Self-managed Apache Airflow deployment on Amazon EKS
Introduction
This pattern deploys self-managed Apache Airflow deployment on EKS. This blueprint deploys Airflow on Amazon EKS managed node groups and leverages Karpenter to run the workloads.
Architecture
This pattern uses opinionated defaults to keep the deployment experience simple but also keeps it flexible so that you can pick and choose necessary add-ons during deployment. We recommend keeping the defaults and only customize if you have viable alternative option available for replacement.

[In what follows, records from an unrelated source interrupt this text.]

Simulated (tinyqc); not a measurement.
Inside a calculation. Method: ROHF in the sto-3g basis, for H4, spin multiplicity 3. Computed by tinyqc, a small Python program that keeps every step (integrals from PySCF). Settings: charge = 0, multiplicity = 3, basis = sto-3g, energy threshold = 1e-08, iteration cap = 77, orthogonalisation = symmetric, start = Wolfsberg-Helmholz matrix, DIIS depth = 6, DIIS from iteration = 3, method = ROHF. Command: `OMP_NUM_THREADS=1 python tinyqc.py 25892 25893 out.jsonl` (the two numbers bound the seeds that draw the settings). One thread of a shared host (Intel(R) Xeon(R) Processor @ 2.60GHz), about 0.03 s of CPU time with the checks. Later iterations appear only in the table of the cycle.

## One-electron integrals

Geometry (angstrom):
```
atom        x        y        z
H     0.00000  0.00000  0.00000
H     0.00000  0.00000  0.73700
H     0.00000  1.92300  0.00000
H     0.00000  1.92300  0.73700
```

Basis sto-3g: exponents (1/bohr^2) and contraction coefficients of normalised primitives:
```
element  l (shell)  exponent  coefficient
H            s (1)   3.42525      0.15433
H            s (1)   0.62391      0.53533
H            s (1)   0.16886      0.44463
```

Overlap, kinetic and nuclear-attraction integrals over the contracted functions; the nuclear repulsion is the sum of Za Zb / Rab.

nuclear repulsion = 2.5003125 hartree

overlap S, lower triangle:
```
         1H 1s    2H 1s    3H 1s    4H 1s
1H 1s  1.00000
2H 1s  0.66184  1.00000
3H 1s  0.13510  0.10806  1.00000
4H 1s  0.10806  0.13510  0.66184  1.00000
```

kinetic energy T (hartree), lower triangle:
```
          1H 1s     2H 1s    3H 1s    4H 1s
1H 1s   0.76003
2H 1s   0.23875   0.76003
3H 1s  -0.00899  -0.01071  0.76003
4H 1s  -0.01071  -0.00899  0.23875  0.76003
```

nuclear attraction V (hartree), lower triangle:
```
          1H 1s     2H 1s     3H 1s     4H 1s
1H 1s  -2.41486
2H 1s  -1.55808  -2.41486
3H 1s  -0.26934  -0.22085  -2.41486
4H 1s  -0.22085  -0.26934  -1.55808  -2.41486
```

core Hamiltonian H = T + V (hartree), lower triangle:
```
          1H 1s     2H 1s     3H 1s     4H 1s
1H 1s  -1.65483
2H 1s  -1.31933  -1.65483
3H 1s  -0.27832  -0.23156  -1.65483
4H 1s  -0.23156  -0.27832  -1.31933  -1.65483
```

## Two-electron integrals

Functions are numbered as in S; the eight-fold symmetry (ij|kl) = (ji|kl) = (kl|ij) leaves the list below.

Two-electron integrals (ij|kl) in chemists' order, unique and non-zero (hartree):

In terms of infrastructure, below are the resources that are created by this pattern:
-
EKS Cluster Control plane with public endpoint (recommended for demo/poc environment)
-
One managed node group
- Core Node group with 3 instances spanning multi-AZs for running Apache Airflow and other system critical pods. e.g., Cluster Autoscaler, CoreDNS, Observability, Logging etc.
-
Apache Airflow core components (with airflow-core.tf):
- Amazon RDS PostgreSQL instance and security group for Airflow meta database.
- Airflow namespace
- Kubernetes service accounts and AWS IAM roles for service account (IRSA) for Airflow Webserver, Airflow Scheduler, and Airflow Worker.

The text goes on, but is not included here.